All that’s to say a bloody comeuppance is in order. It’s just a question of whose neck goes in the noose. We have candidates aplenty to pick from. And every election requires a post-vote knacker man to clean up the mess.
Opinions are like you-know-what-holes in politics, and there’s no shortage of either on Twitter—even with Elon’s new blue-tick fee. But, from the week or so of trolling the tweet streams, here’s a comprehensive list of who’s to blame for the red faceplant: Donald Trump (duh!), Mitch McConnell (double duh!), Rick Scott (who?), Mitch Romney’s niece (again, who?), the Republican Party apparatus (triple duh! When aren’t they to blame for everything?), election truthers, Jan 6th rioters, poor candidate quality, mail-in ballots, ballot harvesting, Democratic political machinery, misleading polling, slanted press (I blame this one for everything), and plain overconfidence, similar to how kids with exhaustive Christmas lists feel. (My oldest has taken to circling ergonomic equipment in the Sharper Image Christmas catalog, having already exhausted her Crayolas in a dozen other toy wish books. Little does she know her actual gift of a garage fridge is mostly for daddy’s beer.)

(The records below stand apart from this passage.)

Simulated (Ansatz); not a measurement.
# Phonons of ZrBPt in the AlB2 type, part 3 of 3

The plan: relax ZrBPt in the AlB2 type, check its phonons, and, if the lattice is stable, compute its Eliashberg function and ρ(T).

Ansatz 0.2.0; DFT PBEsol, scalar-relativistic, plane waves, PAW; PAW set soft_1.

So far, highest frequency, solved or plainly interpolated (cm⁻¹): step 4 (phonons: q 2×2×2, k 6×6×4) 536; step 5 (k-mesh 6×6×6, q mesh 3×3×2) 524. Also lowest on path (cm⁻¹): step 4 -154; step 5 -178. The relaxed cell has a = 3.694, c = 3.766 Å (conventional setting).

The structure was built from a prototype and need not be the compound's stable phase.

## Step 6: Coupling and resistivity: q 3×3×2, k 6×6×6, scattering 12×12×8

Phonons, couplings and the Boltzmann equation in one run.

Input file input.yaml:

Many of the fault-camps are mutually exclusive. McConnell blamers won’t scarcely utter a word about Trump culpability; Trump haters pin the failure solely on the orange man. America-Firsters accuse the perfidious party apparatus for abandoning their paragons; party loyalists point out the kooky-dookness of MAGA candidates.
Just to show I’m not straw-manning, lacing in a few “people say”s in place of real quotes, here are a few enfleshed examples: “The ‘candidate quality’ and ‘it’s Trump’s fault’ canards are a smokescreen for the GOP getting its bell rung on ballot harvesting and the base mechanics of electioneering,” averred The Federalist’s Sean Davis. Marc Thiessen of The Washington Post points out that Trump spent a fraction of what McConnell’s super PAC dished out on MAGA candidates, before deadpanning, “But, yeah, let’s get rid of McConnell.” Fox News’s Brit Hume and radio jock Mark Levin traded Twitter barbs over Trump/Mitch culpability: “Liz Cheney was busily campaigning for Democrats and McConnell was undermining candidates in key Senate races,” Levin fumed. “And how much did Trump spend to support the candidates he endorsed? Practically nothing,” Hume countered. National Republican Senatorial Committee Chairman Rick Scott schivved McConnell, blaming weak-kneed GOP leadership for the loss. (Funny, I don’t recall Republicans ever having calves made of anything other than aspic.)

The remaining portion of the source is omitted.